Hundreds of thousands of people have marched in Hong Kong on Sunday, to oppose a controversial extradition bill that would enable China to extradite fugitives from the city. After it ended, clashes erupted between hundreds of demonstrators and police.
The huge march stretched for more than two miles. Hong Kong Police estimated the number of protesters closer to 240,000. It is the biggest march in more than 20 years.
This march was peaceful until midnight when police and demonstrators clashed after attempts to disperse some remaining protesters from the area outside the legislative offices.
Protesters, some wearing surgical masks, tried to break into the Legislative Council complex, throwing crowd control barriers around, and police in riot gear used batons and pepper spray. Some of the protesters and policemen were later seen with faces covered in blood.

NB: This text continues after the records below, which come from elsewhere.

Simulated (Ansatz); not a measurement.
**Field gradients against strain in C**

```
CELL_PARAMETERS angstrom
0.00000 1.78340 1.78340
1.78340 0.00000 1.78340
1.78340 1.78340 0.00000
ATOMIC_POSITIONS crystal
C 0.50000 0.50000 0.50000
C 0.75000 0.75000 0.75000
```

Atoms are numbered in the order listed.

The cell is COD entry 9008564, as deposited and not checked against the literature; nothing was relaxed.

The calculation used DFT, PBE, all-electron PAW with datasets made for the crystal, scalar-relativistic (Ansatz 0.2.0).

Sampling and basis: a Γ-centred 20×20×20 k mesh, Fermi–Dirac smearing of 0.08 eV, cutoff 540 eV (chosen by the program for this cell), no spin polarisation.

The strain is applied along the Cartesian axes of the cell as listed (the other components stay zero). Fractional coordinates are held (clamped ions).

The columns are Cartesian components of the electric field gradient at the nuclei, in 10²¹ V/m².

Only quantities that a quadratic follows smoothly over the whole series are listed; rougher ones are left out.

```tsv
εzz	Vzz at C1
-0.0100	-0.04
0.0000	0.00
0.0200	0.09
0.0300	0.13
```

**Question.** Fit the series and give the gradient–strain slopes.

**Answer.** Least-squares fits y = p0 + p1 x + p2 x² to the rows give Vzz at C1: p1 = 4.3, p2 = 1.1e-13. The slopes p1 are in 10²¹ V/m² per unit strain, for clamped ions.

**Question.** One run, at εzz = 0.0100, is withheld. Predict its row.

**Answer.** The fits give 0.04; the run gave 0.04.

The controversial extradition bill would allow suspected criminals to be sent to mainland China for trial.
Hong Kong’s chief executive Carrie Lam has promised to move forward with a controversial extradition bill that it is feared could be used by China to make critics “disappear”.
Lam maintained that the widespread opposition to the bill – which included thousands of lawyers and judges – was just because people did not understand it.
“This bill is not initiated by the Central People’s government. I have not received any instruction,” she said.
Lam refused to withdraw the bill, saying: “Hong Kong has to move on, nobody wants Hong Kong to be a fugitive offenders haven.”
“We are doing it.”
Matthew Cheung Kin-chung, the second most senior member of Hong Kong’s government, said the debate on the bill would resume on Wednesday and he hoped it would be “rational and peaceful”.
“A small group of radical protesters took radical actions and charged the police, resulting in clashes,” he said. “We feel regret, but should condemn the violence.”
The New People’s Party, headed by conservative legislator Regina Ip, condemned the violence but said the orderly conduct of the march was “testimony to the robust exercise of rights and freedoms by Hong Kong people as guaranteed by the Basic Law”.